The Federal Reserve is expected to begin cutting short-term interest rates next week and continue lowering them through the rest of the year. Traders believe the move aims to support a labor market that started slowing well before President Donald Trump’s tariffs took effect.
A preliminary revision from the Bureau of Labor Statistics showed the U.S. economy added 911,000 fewer jobs in the 12 months through March than previously estimated. This means average monthly payroll gains were likely far below the 147,000 initially reported.
Combined with more recent labor market data showing slower hiring, the report strengthens the case for rate cuts. “It gives the Fed another reason to lower rates next week,” said BMO economist Sal Guatieri. Analysts now expect more cuts by year-end than the two projected by Fed policymakers in June.
Traders remain confident that the Fed will cut the policy rate by 0.25 percentage points at its September 16–17 meeting. Another quarter-point cut is also expected at the October meeting.

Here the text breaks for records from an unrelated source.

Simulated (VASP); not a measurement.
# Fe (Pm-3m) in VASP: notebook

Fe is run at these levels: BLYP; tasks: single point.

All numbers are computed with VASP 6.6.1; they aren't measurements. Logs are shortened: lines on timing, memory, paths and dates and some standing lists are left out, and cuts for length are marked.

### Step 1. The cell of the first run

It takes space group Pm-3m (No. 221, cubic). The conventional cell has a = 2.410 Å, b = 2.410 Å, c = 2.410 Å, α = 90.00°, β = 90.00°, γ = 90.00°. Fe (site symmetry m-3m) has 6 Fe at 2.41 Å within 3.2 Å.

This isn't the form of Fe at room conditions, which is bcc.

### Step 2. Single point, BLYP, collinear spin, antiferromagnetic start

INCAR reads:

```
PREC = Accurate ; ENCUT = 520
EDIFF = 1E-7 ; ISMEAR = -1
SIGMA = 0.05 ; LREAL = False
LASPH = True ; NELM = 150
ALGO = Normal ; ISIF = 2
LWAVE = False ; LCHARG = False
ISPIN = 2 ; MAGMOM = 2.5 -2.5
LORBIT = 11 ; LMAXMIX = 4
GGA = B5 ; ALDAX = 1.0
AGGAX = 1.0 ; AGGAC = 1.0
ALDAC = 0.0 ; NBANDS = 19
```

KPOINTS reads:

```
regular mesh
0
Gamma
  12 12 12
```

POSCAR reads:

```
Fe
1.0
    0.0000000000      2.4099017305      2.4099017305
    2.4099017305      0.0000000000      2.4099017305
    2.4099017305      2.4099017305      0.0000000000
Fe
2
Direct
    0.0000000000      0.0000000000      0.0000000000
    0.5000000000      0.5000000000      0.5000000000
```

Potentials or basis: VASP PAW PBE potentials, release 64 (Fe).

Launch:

Markets see a third rate cut in December as more likely than a pause, though expectations have eased slightly. The chances of a fourth rate cut by January 2026 dropped below 40%, compared to nearly 50% before the revised data was released.
Fed Chair Jerome Powell recently said that growing risks to the job market may justify cautious policy easing. However, central bankers remain cautious about cutting too much, especially with inflation still above the 2% target and tariff-related risks from Trump’s policies.
The Fed will receive two important inflation reports later this week, which are expected to show continued upward pressure on prices.